Sunday, March 31, 2013

Poems to Remember the Past By


SO, we'll go no more a-roving 
  So late into the night, 
Though the heart be still as loving,
 And the moon be still as bright. 

For the sword outwears its sheath,
  And the soul wears out the breast, 
And the heart must pause to breathe, 
  And love itself have rest. 

Though the night was made for loving, 
  And the day returns too soon,
Yet we'll go no more a-roving 
  By the light of the moon.

Francis Thompson

* For the field is full of shades as I near a shadowy coast, 
* And a ghostly batsman plays to the bowling of a ghost, 
* And I look through my tears on a soundless-clapping host 
* As the run stealers flicker to and fro, 
* To and fro: 
* O my Hornby and my Barlow long ago !

 The story goes that “Not long before his death and long after he had watched Hornby and Barlow bat at Old Trafford, Thompson was invited to watch Lancashire play Middlesex at Lord's. As the day of the match grew closer, Thompson became increasingly nostalgic. At the end, he did not go for the match, but sat at home and wrote At Lord's. The original match in 1878 ended in a draw…”

I was reminded of both of these poems the other day (the second is a fragment of a longer poem) and remembered that I wanted to write about this. About the stark feeling of having done everything worthwhile that you are ever going to do. Good memories are good, but they shouldn't remind you too clearly that they are now only memories. These lines do.

There are many things I will never do again, or never do at all. And there are many things I will do, if I choose to or am lucky enough.  It is these last that are the future, that make the present worth prolonging, that cause optimism, happiness even. And memory is good, even memories of what is gone forever.

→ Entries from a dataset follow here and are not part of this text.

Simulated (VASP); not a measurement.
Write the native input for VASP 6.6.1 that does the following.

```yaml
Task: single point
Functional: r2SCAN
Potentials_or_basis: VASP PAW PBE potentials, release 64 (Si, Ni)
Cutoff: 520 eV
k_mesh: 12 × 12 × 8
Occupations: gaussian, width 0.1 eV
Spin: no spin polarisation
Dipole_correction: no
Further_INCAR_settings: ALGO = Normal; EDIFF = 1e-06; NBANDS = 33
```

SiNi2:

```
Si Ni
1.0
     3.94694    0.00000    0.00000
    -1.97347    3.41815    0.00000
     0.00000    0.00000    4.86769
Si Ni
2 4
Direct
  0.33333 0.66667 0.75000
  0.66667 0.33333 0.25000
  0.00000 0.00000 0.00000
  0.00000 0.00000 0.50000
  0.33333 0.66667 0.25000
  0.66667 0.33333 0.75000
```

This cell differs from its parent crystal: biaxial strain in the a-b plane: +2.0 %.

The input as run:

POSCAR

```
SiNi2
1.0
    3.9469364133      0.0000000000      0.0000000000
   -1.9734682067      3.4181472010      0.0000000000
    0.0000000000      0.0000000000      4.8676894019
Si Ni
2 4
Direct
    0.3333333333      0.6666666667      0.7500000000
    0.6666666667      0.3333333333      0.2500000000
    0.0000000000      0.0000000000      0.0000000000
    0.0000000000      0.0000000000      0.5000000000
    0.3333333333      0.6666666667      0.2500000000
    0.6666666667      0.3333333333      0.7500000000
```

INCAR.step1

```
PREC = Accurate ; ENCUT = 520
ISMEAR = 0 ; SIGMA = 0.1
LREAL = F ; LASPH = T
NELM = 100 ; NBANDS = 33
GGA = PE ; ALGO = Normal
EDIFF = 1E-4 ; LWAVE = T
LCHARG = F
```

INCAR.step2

But there is a finality about these lines. The simplicity of the metres, the bareness of the images, the lack of any contrast with a worthwhile present, lead to a feeling that what is good is lost. And perhaps was never truly had.

Just poetry, and I like it. It provokes an emotional response, which is one of the things I like in writing. But don’t read them under the influence.


Sackerson said...

Byron's brings one near to tears; as does Clough's Fear Not The Struggle Nought Availeth. Odd how both failure and success (or rescue) can make one weep. I think we live as long as we are between the two.

Brett Hetherington said...

And eventually memory is kind, it allows the pain to pass, at least at a conscious level. So many English writers and musicians do nostalgia as well if not better than anyone else. I happened to have this version of a great Bob Dylan song playing when I started reading your post and Sackerson's insightful comment. It was apt, I thought:

CIngram said...

Thank you both for your comments, and for the references, which contribute to broadening the ideas suggested by the lines I quoted. Clough's poem introduces a very powerful element of hope, or at least an appeal to belief in the possibility of hope.
I didn't know the Dylan song, but it is apt, as you say. There are some memories which are not sad, they are good in themselves, even when what is remembered is gone.
There is a very long list that could be made of poems which address diffetet ways of remembering, and all the emotions memory can bring. Hmm. I think I have work to do.